Performance issues - Githubissues

fnorf commented 4 years ago

First of all, thank you for this awesome tool! Second of all, I have no clue about JavaScript.

I built some awful thing based on this and was surprised by the CPU usage. I had expected the bottleneck to be the time it took the APIs to answer but actually the data munching of hafas-client into its nice format seems to take the most resources. So I looked into it:

I made a single 24 hour departures request. ~370 trips were returned. The whole process took ~1.7s.

Looking at my network logs my system spent about 0.5s talking with the remote server (reiseauskunft.bahn.de) in total.

So I looked at the process in a profiler (0x). Here is a flamegraph:

full

If I interpret that correctly, it looks like ~60% of the time was spent with findInTree calls in parseCommonData.

I also zoomed in to the two other blocks on the left:

formatstationboard parsearrordep

Some date/time parsing and formatting.

Now, I have no idea what these do and if they are easy to make faster (or used less). Probably not... I saw some commits referencing them in https://github.com/public-transport/hafas-client/commit/2a6b0dc507bd0940ee09b16e1f097499a5e78082 and https://github.com/public-transport/hafas-client/commit/8c6a8d858edf6f75e19294f4066c252e64d11184.

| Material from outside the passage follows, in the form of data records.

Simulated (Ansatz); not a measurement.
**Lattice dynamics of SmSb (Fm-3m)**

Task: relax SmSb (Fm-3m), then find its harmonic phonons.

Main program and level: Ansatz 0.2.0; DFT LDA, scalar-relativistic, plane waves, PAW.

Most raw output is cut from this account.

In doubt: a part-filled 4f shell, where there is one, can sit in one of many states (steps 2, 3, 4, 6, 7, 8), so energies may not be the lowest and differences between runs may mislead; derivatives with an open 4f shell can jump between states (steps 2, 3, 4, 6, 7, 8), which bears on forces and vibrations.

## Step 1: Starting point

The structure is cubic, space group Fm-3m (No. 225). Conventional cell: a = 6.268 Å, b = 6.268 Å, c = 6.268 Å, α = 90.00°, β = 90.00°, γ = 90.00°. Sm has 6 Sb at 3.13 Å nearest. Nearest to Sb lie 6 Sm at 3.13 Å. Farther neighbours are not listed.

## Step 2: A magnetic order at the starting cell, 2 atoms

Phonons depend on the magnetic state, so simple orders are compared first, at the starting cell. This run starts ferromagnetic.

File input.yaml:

Anyways, since I had looked into it and was surprised by the result, I thought I'd share this with you. There is the tiny and remote chance that you were unaware of these issues and this is useful. And even if not, this was a nice chance to say thanks again for this great project. :)

derhuerst commented 4 years ago

I had expected the bottleneck to be the time it took the APIs to answer but actually the data munching of hafas-client into its nice format seems to take the most resources.

Indeed, I would have expected the hafas-client part to be negligible.

I made a single 24 hour departures request. ~370 trips were returned. The whole process took ~1.7s.

Keep in mind that, based on the usage I've seen so far, this is not the "usual" request because its response is so large: I got 448kib for 1202 departures over 24h at Berlin Friedrichstr.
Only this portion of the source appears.